One of the things that is sometimes frustrating in Rust is the inability to define a type that indicates some subset of enum variants. For example, it is very common to have a pattern like this:

match an_expr {
    expr_call(*) => process_call(an_expr)

fn process_call(a_call_expr: @ast::expr) { ... }

But as you can see, the type of a_call_expr does not reflect the fact that this expression is a call. This is frustrating.

Earlier thoughts

Patrick and I had earlier sketched out designs to rectify this loosely following Scala’s design for case classes. Graydon had an alternate design. There was a bit of back-and-forth in, though it doesn’t contain the latest details.

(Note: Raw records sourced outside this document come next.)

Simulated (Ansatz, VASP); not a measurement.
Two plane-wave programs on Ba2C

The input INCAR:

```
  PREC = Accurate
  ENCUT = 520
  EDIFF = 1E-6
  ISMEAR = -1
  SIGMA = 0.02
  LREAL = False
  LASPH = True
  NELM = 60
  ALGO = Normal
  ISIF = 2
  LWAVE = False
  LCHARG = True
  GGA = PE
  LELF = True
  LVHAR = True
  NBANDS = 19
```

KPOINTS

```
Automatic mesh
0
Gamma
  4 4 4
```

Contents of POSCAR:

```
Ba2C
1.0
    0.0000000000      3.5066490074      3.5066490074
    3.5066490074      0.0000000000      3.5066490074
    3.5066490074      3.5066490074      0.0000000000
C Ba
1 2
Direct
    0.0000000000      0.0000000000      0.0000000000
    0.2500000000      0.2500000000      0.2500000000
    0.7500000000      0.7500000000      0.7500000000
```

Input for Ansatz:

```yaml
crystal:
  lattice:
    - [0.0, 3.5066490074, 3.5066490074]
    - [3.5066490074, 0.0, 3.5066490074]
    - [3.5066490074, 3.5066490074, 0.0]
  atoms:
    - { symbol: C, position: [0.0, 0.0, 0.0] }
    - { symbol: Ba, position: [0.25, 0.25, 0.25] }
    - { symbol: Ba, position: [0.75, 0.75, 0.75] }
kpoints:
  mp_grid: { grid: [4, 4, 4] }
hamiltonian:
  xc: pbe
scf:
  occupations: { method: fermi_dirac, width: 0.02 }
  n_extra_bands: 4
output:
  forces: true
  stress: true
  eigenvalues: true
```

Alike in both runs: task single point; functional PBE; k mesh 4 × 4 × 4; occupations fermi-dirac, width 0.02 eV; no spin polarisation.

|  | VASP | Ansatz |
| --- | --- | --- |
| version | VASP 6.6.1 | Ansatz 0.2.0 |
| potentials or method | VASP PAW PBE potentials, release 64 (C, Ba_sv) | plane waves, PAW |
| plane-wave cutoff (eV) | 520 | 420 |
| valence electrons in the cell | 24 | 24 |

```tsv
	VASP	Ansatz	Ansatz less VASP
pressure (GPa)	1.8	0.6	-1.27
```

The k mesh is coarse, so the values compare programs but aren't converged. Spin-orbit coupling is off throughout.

The idea consisted of two basic parts, one of which is “reused” in this new proposal and hence worth discussing in detail. This first part is that we “unify” the way that structs and enum variants are written, so that you can declare structs that wrap a tuple (like a variant) or variants with a field. Both have their place. So that means you could write a struct like this:

struct NodeId(uint)

which is effectively a newtype’d (in the Haskell sense) wrapper around a uint (this replaces the current, rather unintuitive, shorthand of enum foo = uint). Or you could build an enum variant like this:

enum VarKind {
    LocalVar { id: uint, name: ~str }

This addresses a common problem with variants: once they get beyond 1 or 2 parameters, it’s hard to know what’s what, and you end up with code like this:

def_upvar(node_id /* id of closed over var */,
          @def    /* closed over def */,
          node_id /* expr node that creates the closure */,
          node_id /* id for the block/body of the closure expr */),

This would be much nicer if the fields could be labeled (of course, you could define a struct type and wrap it in the def_upvar, but that’s annoying in practice and rarely done).

The second part of the plan was to make each variant a type, and to permit the introduction of nested enums. This allowed for a simple tree-like scheme of refinements. We also intended to allow one to declare a set of common fields that are inherited by all variants. I’m not diving into much detail on this second patt of the plan because it is not important to my alternate proposal; however, suffice to say that while it was expressive, it carried some syntactic complications that we had never satisfactorily resolved.

An alternate approach

Anyway, after some discussion with Ben Blum, I’ve been thinking about another approach. It’s pretty close to what Graydon originally proposed (maybe even identical?) though with an added component from Patrick. Interestingly, they are both ideas that I didn’t like on first hearing them, but together they seem to appeal to me more.

Today an enum type is written Id<T*>. Under the new proposal, a full enum type would be written Id<T*>[VariantName*]. The meaning of this is “an instance of the enum Id<T*> which has the type of one of the variants listed”. There is a natural subtyping relationship:V1 <= V2 => Id[V1] <: Id[V2] (that is, if you have a more narrow type, you can use it where a wider type is expected).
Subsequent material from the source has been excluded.